A. She was inside of the maroon Pontiac on 79th Street going westbound.¶ 10 Burnett identified the photograph of defendant's bruised face as the one she showed to defendant at the Green trial. Burnett then testified to the following testimony from the cross-examination of defendant at the Green trial:
Q. Where was she in the car?
A. She was the passenger in the front seat.
Q. Did the defendant Green say anything to you?
A. Yes, she did.
Q. What happened?
A. While I was sitting in traffic inside of my personal vehicle, the vehicle driven by Anthony Fisher, the Pontiac, the maroon Pontiac with Debra Green, as they approached on the side of my vehicle, she looked at me and was like, 'you f*** b***,' and she threw the bottle at me, which struck me.
Q. How close was she to you?
A. It was probably a foot. I mean it was just two lanes going southbound on 79th Street.
Q. Where did the bottle strike you?
A. On the left side of my face and neck.
Q. What is this a photograph of?
A. It is a photograph of my left side of my face where I was struck.
Q. Does that show an area of bruising from the bottle that you testified to?
A. Yes."
"[Assistant Public Defender]: With the cars the defendants were traveling in?
[Defendant]: I never noticed their cars until 79th and Vincennes when I got hit with the glass bottle.
Q. You never noticed them at all?
A. I never seen those people before.
Q. Isn't it true that you merged into their funeral procession?

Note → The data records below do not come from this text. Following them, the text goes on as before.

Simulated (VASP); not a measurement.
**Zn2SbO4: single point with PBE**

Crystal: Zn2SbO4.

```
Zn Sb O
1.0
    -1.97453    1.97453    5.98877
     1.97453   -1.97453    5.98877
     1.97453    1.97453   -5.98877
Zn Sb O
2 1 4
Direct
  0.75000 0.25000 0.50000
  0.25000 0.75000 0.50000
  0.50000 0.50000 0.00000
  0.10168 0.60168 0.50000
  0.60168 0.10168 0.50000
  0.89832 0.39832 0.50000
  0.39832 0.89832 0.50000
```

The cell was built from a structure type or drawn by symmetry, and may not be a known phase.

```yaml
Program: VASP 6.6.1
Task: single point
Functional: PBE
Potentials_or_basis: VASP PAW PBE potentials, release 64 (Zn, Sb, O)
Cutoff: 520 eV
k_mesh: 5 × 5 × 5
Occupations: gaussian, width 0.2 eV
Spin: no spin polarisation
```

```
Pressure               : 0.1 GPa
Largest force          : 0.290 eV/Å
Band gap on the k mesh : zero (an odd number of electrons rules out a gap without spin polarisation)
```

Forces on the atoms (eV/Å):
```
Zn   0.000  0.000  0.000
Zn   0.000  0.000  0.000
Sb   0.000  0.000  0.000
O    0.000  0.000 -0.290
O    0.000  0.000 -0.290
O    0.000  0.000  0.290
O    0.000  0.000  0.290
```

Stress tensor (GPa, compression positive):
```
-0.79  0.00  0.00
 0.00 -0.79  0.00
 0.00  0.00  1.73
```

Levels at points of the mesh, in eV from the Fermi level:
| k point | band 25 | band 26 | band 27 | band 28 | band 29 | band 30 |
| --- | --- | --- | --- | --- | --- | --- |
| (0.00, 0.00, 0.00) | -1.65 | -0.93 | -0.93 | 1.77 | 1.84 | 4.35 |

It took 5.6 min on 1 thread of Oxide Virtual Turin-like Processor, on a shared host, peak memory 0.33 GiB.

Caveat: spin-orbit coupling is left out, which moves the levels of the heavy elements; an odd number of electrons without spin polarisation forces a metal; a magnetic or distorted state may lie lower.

A. No. I had no knowledge of a funeral procession until after they said that's what happened, but they had no stickers on their cars for funerals, no lights or anything.
Q. At the end of the day, you, in fact, did merge with the funeral procession?
A. No, because is a two-way lane on 79th Street westbound. I'm in the right lane behind a car and a CTA bus. Unless the CTA is with the funeral procession, in which it wasn't, because it was picking up passengers.
Q. So it is your contention that they just pull up alongside of you and threw a bottle at you?
A. Debra Green pulled up on the side of me. She was like, you f*** b***, and she struck me with the glass bottle. She hit it against me.
Q. Your window was up, correct?
A. My window is down. It is hot.
Q. When Ms. Green was next to you, she was about one foot from you, you said?
A. One or two feet, you know, enough distance for the cars to have space between them while traveling.¶ 11 The trial court in Green ultimately found Debra guilty of battery. After the trial, Burnett learned that there was a POD camera showing the incident at 79th and Vincennes. However, she did not have the video from the POD camera at the time of the Green trial. ¶ 12 On cross-examination, Burnett stated that, at the Green trial, she did not direct defendant to a particular location where the incident occurred. Instead, defendant provided 79th and Vincennes as the location, unprompted. Burnett did not ask defendant if her driver's side window was completely or partially rolled down. Burnett testified that no questions, from her or defense counsel, were asked of defendant regarding the whereabouts of the bottle after it had hit her. Burnett further testified that she did not ask defendant if there were one or more incidents where Debra or someone from her car threw objects at defendant. ¶ 13 On redirect examination, Burnett testified that defendant never alleged that more than one battery had occurred. Burnett then testified to the following additional testimony from cross-examination of defendant at the Green trial:
Q. Could you demonstrate how she threw that bottle?
A. She was like, you f*** b*** and she threw it, like that (Indicating).
Q. Just with her elbow up, just tossed it?
A. She didn't toss it. She threw it directly at me.
Q. Go ahead.
A. She threw the bottle at me. I'm sorry. She threw the bottle and she hit me with the bottle from her car to my window.
Q. It hit you square on the face?
A. It hit me on the left side of my face right here (Indicating).
Q. The side that's facing Ms. Green?
A. Yes, the left side.
Q. And this hurt?
A. Of course.
Q. Because you got hit really hard?
A. Yes."
"Q. Now, while you were driving, how did you get on 79th Street, from where?
A. I took the route. I came northbound at State Street going westbound on 79th Street.
Q. And you merged with traffic there?
A. It is a stop light. So once the light turns green, then I proceeded to go westbound.
Q. When you got to the light, there were cars in the intersection, wasn't there?
A. On - When I had the green light?
Q. Yeah.
A. I mean, we all turned because I was in the turning lane to go westbound. So we all turned to go westbound.
Q. With the cars the defendants were traveling in?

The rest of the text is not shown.